Define the following terms:1. Gold currency standard 2. Gold exchange standard 3. Gold bullion standard 4. Gold parity standard

      

Define the following terms:
1. Gold currency standard
2. Gold exchange standard
3. Gold bullion standard
4. Gold parity standard

  

Answers


Wilfred
1. Gold currency standard is the oldest type of gold standard. It's also called full gold standard. A country is on full gold standard when gold serves not only as a standard of value but also circulates as coins

2. Gold exchange standard is a gold standard for making foreign payments only. Inside the country people use token money. For making foreign payments the external value of the home currency is converted into gold and the currency authority of the home country is prepared to make available the foreign currency which is convertible to gold in exchange for home currency. Also when home country?s nationals receive payments from abroad in terms of foreign currencies, currency authority of the home country converts it into home currency.

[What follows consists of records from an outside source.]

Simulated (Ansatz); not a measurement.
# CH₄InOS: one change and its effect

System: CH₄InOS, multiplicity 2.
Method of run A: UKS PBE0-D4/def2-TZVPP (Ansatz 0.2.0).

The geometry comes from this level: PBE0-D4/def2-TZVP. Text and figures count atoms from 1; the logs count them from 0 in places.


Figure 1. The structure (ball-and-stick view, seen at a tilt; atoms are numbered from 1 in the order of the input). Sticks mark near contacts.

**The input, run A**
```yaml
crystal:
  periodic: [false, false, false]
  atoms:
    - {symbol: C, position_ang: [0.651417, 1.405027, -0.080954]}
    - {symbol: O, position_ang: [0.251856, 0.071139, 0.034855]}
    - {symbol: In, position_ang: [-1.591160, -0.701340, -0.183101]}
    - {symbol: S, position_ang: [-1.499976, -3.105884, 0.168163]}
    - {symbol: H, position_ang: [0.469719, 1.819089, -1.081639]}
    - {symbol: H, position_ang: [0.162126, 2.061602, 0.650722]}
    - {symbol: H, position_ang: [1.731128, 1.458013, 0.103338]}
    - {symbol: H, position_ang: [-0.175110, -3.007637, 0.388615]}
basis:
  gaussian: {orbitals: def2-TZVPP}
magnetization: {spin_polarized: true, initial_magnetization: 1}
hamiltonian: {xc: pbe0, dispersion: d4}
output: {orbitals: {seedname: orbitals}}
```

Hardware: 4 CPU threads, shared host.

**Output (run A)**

3. Gold bullion standard, under this system the value of the currency is fixed in terms of gold by making such currency convertible into gold and vice versa. But gold here does not circulate like coins. What circulates is the legal tender (paper money and coins) not made of gold. This is a cheap standard of payment of standard to operate than the gold standard since it was not necessary to mint gold coins.

4. Gold Parity standard it is the latest to enter gold standard. This is the type of gold standard which is supposed to prevail under the International Monetary Fund. Under this system no gold coins are put into circulation. Gold does not serve as a mechanism of exchange. The internal currency consists of token money i.e. convertible paper money and coins which is not made of gold. Under this system gold bullions are not used and gold is only used in respect to IMF restrictions. The only respect in which gold comes into play under this system is that the currency authority takes upon itself the obligation of maintaining the exchange rate of the domestic currency stable in terms of a certain quantity of gold. These are the type of gold standard which the member countries of the IMF are supposed to have.